GERMANY: In a groundbreaking study conducted in Germany, researchers shed light on the intricate nature of musical taste and the diverse preferences within different genres. The study challenges the notion of genre-based homogeneity among music fans and highlights the significance of subgenres in understanding individual tastes.
Led by Anne Siebrasse, a doctoral student at the Max Planck Institute for Empirical Aesthetics, the research involved surveying over 2,000 participants and examining their preferences across five genres: European classical music, electronic dance music (EDM), metal, pop, and rock.
The study aimed to capture the complexities of musical taste by considering broad genres and the various subgenres associated with each.
The findings revealed that people who identify with the same genre can have vastly different tastes regarding specific subgenres. Fans of the Beatles and the Rolling Stones may fall under the rock genre, but their preferences within that category can differ significantly.
This difference emphasises the need to recognise the diversity within genre-based groups, considering factors like age, gender, education level, lifestyle, and personality traits.
The researchers identified distinct taste classes by analysing preferences at both the genre and subgenre levels. Three of these classes exhibited similar levels of liking for subgenres, ranging from strong affinity to moderate or lesser liking.
However, two taste classes stood out by showing a preference for either more challenging or easier-to-process substyles. Across all genres, the observed candidates preferred mainstream variants over more challenging alternatives.
Furthermore, the study revealed that sociodemographic and personality variables, including age, milieu-related attitude, and openness, played a role in determining genre preferences and taste classes.
For instance, in pop music, the researchers found an age effect. Individuals’ preferred pop music correlated with the era in which they were around 20 years old, indicating a connection between nostalgia and musical preference.
This research provides a deeper understanding of musical taste and offers a more accurate representation of the German resident population’s preferences in comparison to previous studies.
While some findings may have broader applicability across countries and cultures, a genre’s historical context and its role within the music world of a specific region influence specific results.

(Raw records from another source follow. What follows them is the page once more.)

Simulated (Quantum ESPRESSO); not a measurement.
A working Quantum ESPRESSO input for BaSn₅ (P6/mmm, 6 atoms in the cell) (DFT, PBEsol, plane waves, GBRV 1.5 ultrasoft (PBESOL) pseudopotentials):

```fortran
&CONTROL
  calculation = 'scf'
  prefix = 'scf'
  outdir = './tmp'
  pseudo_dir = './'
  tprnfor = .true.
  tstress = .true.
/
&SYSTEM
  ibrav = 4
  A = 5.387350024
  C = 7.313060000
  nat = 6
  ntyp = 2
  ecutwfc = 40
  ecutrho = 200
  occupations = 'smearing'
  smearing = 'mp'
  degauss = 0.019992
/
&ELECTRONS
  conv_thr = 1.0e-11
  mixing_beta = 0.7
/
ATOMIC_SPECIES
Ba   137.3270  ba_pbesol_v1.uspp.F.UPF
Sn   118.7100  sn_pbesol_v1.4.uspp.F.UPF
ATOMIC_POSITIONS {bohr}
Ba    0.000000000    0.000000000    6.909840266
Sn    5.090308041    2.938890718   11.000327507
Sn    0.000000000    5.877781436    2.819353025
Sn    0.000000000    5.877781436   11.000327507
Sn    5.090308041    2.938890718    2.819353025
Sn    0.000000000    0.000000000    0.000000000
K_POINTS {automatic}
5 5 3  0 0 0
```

The researchers suggest expanding the approach to encompass other genres and regions to refine our understanding of musical taste. Combining surveys with specific sound examples could be an exciting avenue for future investigations in this field.
By unravelling the complexity of musical taste, this study opens new possibilities for developing questionnaires and research methodologies, enhancing our comprehension of the diverse and ever-evolving landscape of musical preferences.